Skip to content

Add nuget dependencies support to the metadata extraction

David Fernandez requested to merge 42680-10io-nuget-dependencies-support into master

What does this MR do?

Add dependencies extraction to the GitLab NuGet repository (https://docs.gitlab.com/ee/user/packages/nuget_repository/)

See #42680 (closed)

Details

NuGet packages are uploaded as a .nupkg file (actually a zip archive file). This file is then processed by a worker (Packages::Nuget::ExtractionWorker) to get the package name and version from the .nuspec file. This MR will add dependencies to this extraction.

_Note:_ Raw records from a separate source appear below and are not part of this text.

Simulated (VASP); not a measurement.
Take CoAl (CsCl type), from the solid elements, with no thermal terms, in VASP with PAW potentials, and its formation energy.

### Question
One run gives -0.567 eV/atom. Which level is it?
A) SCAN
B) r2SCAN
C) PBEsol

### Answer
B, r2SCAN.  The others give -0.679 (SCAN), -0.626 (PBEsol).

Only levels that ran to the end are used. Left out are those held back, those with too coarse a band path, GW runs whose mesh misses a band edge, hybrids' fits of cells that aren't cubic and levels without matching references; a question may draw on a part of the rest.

The .nuspec file is an XML file (documented here: https://docs.microsoft.com/en-us/nuget/reference/nuspec) that is standardized by an XSD schema: https://github.com/NuGet/NuGet.Client/blob/dev/src/NuGet.Core/NuGet.Packaging/compiler/resources/nuspec.xsd

Reading the XSD, we can see that the .nuspec file has a <dependencies> tag and its children have two forms. Here is an example:

    <dependencies>
      <dependency id="Moqi" version="2.5.6" include="Runtime,Compile" />
      <group targetFramework=".NETStandard2.0">
        <dependency id="Test.Dependency" version="2.3.7" exclude="Build,Analyzers" include="Runtime,Compile" />
        <dependency id="Newtonsoft.Json" version="12.0.3" exclude="Build,Analyzers" />
      </group>
      <dependency id="Castle.Core" />
    </dependencies>

In short, we either have a <dependency> element or a <group> with many <dependency> elements embedded. Note that we will need to extract not only the dependency name and version but also the include, exclude and targetFramework attributes.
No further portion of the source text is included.